On 10/30/2022 8:23 AM, Pete Smith N4ZR wrote:
OK, I'll bite. I briefly operated CQWW SSB remotely at a friend's
station yesterday, and was appalled by the small number of spots being
generated. Take a look at DXSummit for W3LPL, who appears to be multi-2
this year. Up until 15 minutes ago, since they went to 15 and 10 at
1200Z, where you can assume they are running constantly, I count only 16
spots (in 3+ hours).
Since I don't live or contest from anywhere near the Atlantic Ocean, I'm
not really in the contest, even if I enter it. I got on for an hour or
two, sampling 10, then 15, then 20, figuring to give a few points to
NCCC members at stations they travel to, or which they operate remotely
in exotic places. I made a few QSOs, if for no other reason than to
confirm that my antennas still work, but with zero motivation to
compete, or to waste more time in it. It's been at least ten years since
I was motivated to operate CQWW or an ARRL DX contest. I DO take all
three WPX contests seriously, simply because, thanks to scoring rules, I
AM in that contest.
I was also surprised by the meager number of spots. I suspect that may
be the result of getting used to automatic spotting by many skimmers,
and getting out of the habit.
I also took a few minutes to let a couple of Texas stations know that
they were splattering badly each time I tuned past them. Both hadn't a
clue about simple things -- when I mentioned that some rigs inherently
generate lots of splatter (Yaesu sold a bunch in relatively recent
history that do), he said he was running a 6700, and I observed that I'd
heard that they were pretty clean, so asked about ALC to his Expert
power amp. He said he wasn't using any ALC, but when I told him that he
needed to set the amp's output power by reducing drive from his radio,
he repeatedly told me that "power was set automatically."
Sounds clueless to me.
Surprisingly, while there were the usual number of stations with badly
over-driven audio that made them hard to copy, particularly their CQ
messages, I found only those two stations splattering. And there were
the usual number of ego-driven lids who finished a QSO with "QRZ"

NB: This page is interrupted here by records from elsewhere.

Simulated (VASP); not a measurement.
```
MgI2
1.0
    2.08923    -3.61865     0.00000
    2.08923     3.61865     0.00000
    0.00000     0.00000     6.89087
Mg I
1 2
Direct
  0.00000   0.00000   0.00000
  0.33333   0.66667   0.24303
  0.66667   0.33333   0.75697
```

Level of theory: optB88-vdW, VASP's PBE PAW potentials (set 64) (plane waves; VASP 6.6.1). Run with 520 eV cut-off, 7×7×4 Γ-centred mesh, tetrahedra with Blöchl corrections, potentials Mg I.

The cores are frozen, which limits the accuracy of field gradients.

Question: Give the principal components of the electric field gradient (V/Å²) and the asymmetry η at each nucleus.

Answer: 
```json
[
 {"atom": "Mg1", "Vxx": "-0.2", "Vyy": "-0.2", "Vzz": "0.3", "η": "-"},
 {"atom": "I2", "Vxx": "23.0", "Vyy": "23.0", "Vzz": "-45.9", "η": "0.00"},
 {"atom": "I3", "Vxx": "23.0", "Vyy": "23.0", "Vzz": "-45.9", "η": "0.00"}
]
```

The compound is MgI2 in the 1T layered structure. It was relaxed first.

instead of their call. I love K6XX's advice at the Contesting workshops
that NCCC organizes at Visalia -- "QRZ is not your call," making the
point that your call is ADVERTISING, QRZ is not. Have these lids never
operated S&P? Do they not realize that any decent op who tunes them and
doesn't hear them sign their call after every QSO is going to move on to
someone who does? Given that most operators with a serious shot at
winning are using a 2x1 or 1x2, why use QRZ, three syllables that say
nothing in place of four (without phonetics) that ADVERTISE?